From: Jan Kiszka <jan.kiszka@web.de>
To: Blue Swirl <blauwirbel@gmail.com>
Cc: Juan Quintela <quintela@redhat.com>,
Paul Brook <paul@codesourcery.com>,
qemu-devel@nongnu.org
Subject: Re: [Qemu-devel] Re: [RFT][PATCH 07/15] qemu_irq: Add IRQ handlers with delivery feedback
Date: Thu, 27 May 2010 21:08:18 +0200 [thread overview]
Message-ID: <4BFEC322.3030207@web.de> (raw)
In-Reply-To: <AANLkTimNyQF6PqXqE6PO55eXvesbYz4FChxyaqNXr5o0@mail.gmail.com>
[-- Attachment #1: Type: text/plain, Size: 4505 bytes --]
Blue Swirl wrote:
> On Thu, May 27, 2010 at 6:31 PM, Jan Kiszka <jan.kiszka@web.de> wrote:
>> Blue Swirl wrote:
>>> On Wed, May 26, 2010 at 11:26 PM, Paul Brook <paul@codesourcery.com> wrote:
>>>>> At the other extreme, would it be possible to make the educated guests
>>>>> aware of the virtualization also in clock aspect: virtio-clock?

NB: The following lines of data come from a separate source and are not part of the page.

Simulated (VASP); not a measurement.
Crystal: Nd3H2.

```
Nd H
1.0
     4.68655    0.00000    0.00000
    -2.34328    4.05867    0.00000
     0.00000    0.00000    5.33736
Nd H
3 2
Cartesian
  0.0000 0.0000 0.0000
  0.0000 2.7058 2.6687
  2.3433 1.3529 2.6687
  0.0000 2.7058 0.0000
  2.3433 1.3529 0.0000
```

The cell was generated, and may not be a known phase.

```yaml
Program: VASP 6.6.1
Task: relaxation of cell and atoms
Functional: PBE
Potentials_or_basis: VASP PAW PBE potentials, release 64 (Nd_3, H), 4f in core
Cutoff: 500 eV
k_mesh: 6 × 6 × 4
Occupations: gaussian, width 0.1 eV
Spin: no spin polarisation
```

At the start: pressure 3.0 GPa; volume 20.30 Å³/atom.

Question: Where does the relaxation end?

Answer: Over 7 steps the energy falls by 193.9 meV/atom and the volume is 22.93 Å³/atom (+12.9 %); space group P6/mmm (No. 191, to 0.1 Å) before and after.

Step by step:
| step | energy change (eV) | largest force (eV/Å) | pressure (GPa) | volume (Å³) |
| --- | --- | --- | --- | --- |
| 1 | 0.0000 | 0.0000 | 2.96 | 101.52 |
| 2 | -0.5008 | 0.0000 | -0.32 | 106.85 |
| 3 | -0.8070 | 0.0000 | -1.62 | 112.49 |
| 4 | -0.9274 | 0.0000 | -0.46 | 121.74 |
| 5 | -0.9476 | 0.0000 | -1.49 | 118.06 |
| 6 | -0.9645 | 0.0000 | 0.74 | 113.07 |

>>>> The guest doesn't even need to be aware of virtualization. It just needs to be
>>>> able to accommodate the lack of guaranteed realtime behavior.
>>>>
>>>> The fundamental problem here is that some guest operating systems assume that
>>>> the hardware provides certain realtime guarantees with respect to execution of
>>>> interrupt handlers. In particular they assume that the CPU will always be
>>>> able to complete execution of the timer IRQ handler before the periodic timer
>>>> triggers again. In most virtualized environments you have absolutely no
>>>> guarantee of realtime response.
>>>>
>>>> With Linux guests this was solved a long time ago by the introduction of
>>>> tickless kernels. These separate the timekeeping from wakeup events, so it
>>>> doesn't matter if several wakeup triggers end up getting merged (either at the
>>>> hardware level or via top/bottom half guest IRQ handlers).
>>>>
>>>>
>>>> It's worth mentioning that this problem also occurs on real hardware,
>>>> typically due to lame hardware/drivers which end up masking interrupts or
>>>> otherwise stall the CPU for for long periods of time.
>>>>
>>>>
>>>> The PIT hack attempts to workaround broken guests by adding artificial latency
>>>> to the timer event, ensuring that the guest "sees" them all. Unfortunately
>>>> guests vary on when it is safe for them to see the next timer event, and
>>>> trying to observe this behavior involves potentially harmful heuristics and
>>>> collusion between unrelated devices (e.g. interrupt controller and timer).
>>>>
>>>> In some cases we don't even do that, and just reschedule the event some
>>>> arbitrarily small amount of time later. This assumes the guest to do useful
>>>> work in that time. In a single threaded environment this is probably true -
>>>> qemu got enough CPU to inject the first interrupt, so will probably manage to
>>>> execute some guest code before the end of its timeslice. In an environment
>>>> where interrupt processing/delivery and execution of the guest code happen in
>>>> different threads this becomes increasingly likely to fail.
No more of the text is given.